The predominant architectural style during the Middle Ages in Europe was Gothic architecture. This style evolved from Romanesque architecture which was popular from the Early Middle Ages around the 6th century to the 11th century.
It originated in northern France where numerous Gothic cathedrals were constructed during this period in history. Gothic architects introduced the pointed arch as they replaced the semi-circle arches of Romanesque buildings.
This evolution resulted in pointed rib vaults and flying buttresses which allowed architects to construct much higher buildings as these elements provided additional structural support.
Gothic Revival architecture emerged in England in the mid-18th century and spread all across Europe by the 19th century. It continued to be used for churches and secular buildings all across the world well into the 20th century.
In this article, you’ll discover some of the most famous Gothic Revival buildings, structures that revived the most popular architectural style from the Middle Ages.
1. Palace of Westminster
The Palace of Westminster is also known as the Houses of Parliament as it serves as the meeting place of both the House of Commons and the House of Lords. This great building in London was constructed between 1840 and 1876 as a replacement for the medieval structure that burned down in 1834.
The structure was designed by renowned English architect Sir Charles Barry (1795-1860) in the Perpendicular Gothic Revival style, the third and final of Gothic Revival styles in England. It features two famous landmarks on each end as well, namely Big Ben and the Victoria Tower.
2. Cologne Cathedral
Cologne Cathedral is technically a Gothic church of which the construction started during the Middle Ages. It was only completed, however, in the 19th century using the original medieval plans of the structure. The first stone was laid in 1248 but the building was only completed in 1880.
The most distinctive elements of the church are its twin spires, typical Gothic elements that reach a height of 157 meters (515 feet) above the ground below. This makes it the tallest twin-spired church in the world and the third-tallest church in the entire world.
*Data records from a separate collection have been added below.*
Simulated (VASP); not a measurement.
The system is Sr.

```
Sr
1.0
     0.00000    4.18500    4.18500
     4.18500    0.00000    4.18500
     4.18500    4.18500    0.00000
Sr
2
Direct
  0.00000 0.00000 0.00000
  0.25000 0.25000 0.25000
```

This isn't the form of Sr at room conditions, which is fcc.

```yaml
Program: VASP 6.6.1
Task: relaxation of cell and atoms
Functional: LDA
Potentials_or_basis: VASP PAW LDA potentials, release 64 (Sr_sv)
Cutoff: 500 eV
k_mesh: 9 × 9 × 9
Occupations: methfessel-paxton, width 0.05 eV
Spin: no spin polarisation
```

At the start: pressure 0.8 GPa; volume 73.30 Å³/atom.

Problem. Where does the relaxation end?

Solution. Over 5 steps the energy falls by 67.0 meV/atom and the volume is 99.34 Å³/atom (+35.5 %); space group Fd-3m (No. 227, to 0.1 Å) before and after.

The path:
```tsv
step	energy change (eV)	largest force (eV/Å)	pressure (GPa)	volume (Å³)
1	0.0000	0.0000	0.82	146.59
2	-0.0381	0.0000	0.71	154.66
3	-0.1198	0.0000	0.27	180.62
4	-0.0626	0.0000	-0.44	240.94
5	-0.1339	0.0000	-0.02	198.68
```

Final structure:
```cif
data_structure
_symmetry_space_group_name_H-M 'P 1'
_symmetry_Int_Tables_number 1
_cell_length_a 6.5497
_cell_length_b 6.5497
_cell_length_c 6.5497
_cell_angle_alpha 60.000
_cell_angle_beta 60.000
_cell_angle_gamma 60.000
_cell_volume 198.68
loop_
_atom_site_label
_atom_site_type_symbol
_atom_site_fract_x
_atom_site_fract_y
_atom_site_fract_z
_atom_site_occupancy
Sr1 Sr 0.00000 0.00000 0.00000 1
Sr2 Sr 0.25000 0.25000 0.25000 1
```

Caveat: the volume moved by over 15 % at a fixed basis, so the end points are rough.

3. Hungarian Parliament Building
The Hungarian Parliament Building is arguably one of the most amazing secular Gothic Revival buildings in the world. It’s the home of the National Assembly of Hungary and one of the most famous landmarks in the city of Budapest, the capital of the country.
The building was constructed between 1885 and 1902 and also features Baroque architecture and some touches of Renaissance architecture. It features a stunning dome in the center. With a floor area of 18,000 square meters (193,800 square feet), it has been the largest building in Hungary since its completion.
4. St. Patrick’s Cathedral
St. Patrick’s Cathedral is the seat of the Archbishop of New York and one of the most amazing buildings in New York City. The building was completed between 15 and 1878 and its Gothic Revival architecture is distinctive in a city that is full of fascinating skyscrapers.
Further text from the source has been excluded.